SOURCE / ECONOMY
‘Xinjiang bill’ to wreak havoc on thousands of multinationals’ global supply chains, may end up in deadlock with high cost
Published: Dec 24, 2021 09:56 PM
Aerial photo taken on Oct. 17, 2020 shows a cotton harvesting machine working in a field in Manas County, Hui Autonomous Prefecture of Changji, northwest China's Xinjiang Uygur Autonomous Region. File photo: Xinhua

Aerial photo taken on Oct. 17, 2020 shows a cotton harvesting machine working in a field in Manas County, Hui Autonomous Prefecture of Changji, northwest China's Xinjiang Uygur Autonomous Region. File photo: Xinhua



The US' so-called Uygur Forced Labor Prevention Act, which industry insiders dubbed Washington's "fiercest sanctions of the widest scope" targeting Xinjiang with so-called "human rights issues," will wreak havoc on thousands of multinationals' global supply chains that are either directly or indirectly dependent on the world's largest manufacturing powerhouse, industry observers said. 

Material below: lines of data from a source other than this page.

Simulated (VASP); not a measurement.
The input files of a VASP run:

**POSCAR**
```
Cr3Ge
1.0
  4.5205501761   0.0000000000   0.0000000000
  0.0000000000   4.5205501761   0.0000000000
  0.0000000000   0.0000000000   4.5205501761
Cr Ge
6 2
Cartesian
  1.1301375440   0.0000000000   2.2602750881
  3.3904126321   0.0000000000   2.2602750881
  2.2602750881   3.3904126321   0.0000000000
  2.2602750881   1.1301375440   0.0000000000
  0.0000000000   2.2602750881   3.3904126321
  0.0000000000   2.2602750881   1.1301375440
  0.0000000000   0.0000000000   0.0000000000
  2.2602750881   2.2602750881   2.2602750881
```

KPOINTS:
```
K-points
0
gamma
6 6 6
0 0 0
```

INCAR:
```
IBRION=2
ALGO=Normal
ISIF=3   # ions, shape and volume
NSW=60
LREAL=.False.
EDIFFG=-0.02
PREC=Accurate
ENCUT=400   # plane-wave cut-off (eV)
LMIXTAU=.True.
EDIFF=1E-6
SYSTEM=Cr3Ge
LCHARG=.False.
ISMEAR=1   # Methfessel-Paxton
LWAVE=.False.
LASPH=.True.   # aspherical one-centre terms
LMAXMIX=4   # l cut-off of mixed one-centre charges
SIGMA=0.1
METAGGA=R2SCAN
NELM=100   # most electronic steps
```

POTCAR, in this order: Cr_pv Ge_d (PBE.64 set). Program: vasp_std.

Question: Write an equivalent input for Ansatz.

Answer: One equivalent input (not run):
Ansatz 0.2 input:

Under the bill, millions of global enterprises will pay a hefty price for "compliance issues" that drastically drive up their costs, as the burden of proof has been passed from US customs to importers and consumers. A more important question is: will they be able to fulfill the requirement? Some could become mired in a chaotic and prolonged process that ends up in a deadlock, analysts said. 

US President Joe Biden signed the legislation on Thursday, which bans products made in China's Xinjiang, citing "oppression" of the Uygur and other minority populations, Reuters reported. Key to the legislation is the "rebuttable presumption" that assumes all goods from Xinjiang are made with claimed forced labor, and all imports from Xinjiang are barred unless it can be proven otherwise. 

The bill targeted all goods from Xinjiang - in addition to cotton, tomatoes and polysilicon used in solar panels that was already within the US Customs and Border Protection's detaining list - as well as products financed under government-aided projects. 

"Under the bill, as long as the products are manufactured in China and resold to the US - regardless of whether China sold it to a third-country or a third-country using materials from China to make downstream products - need to provide proof. That means it affects all Chinese supply chain's exports," Li Ye, a lawyer on international trade and laws and regulations on WTO, told the Global Times on Friday.

Wang Jiang, a distinguished research fellow at the Institute for Frontier Region of China, Zhejiang Normal University, also told the Global Times that the bill will have a "tremendous effect" on global transnational firms, as it impacts not only all exports to the US but also companies listed in the US stock market. 

"The 'barrier' [for execution] is also reduced. Previously, the US Tariff Act of 1930 did not include the 'rebuttable presumption,' which means when cargos arrived in the US, it was very hard for US customs to know the manufacturing process, and that's why the execution is very rare even though Washington has long put forward legislation concerning claimed forced labor, " Li said. 

"But now with the 'rebuttable presumption' term, the burden of proof is passed on to the importers, giving them endless burdens," Li added. 

Xinjiang is known as a major cotton producer where much of the world's material for solar panels is also sourced from. Industry insiders have compared the process of removing "Xinjiang elements" from relevant industrial chains as a "mission impossible."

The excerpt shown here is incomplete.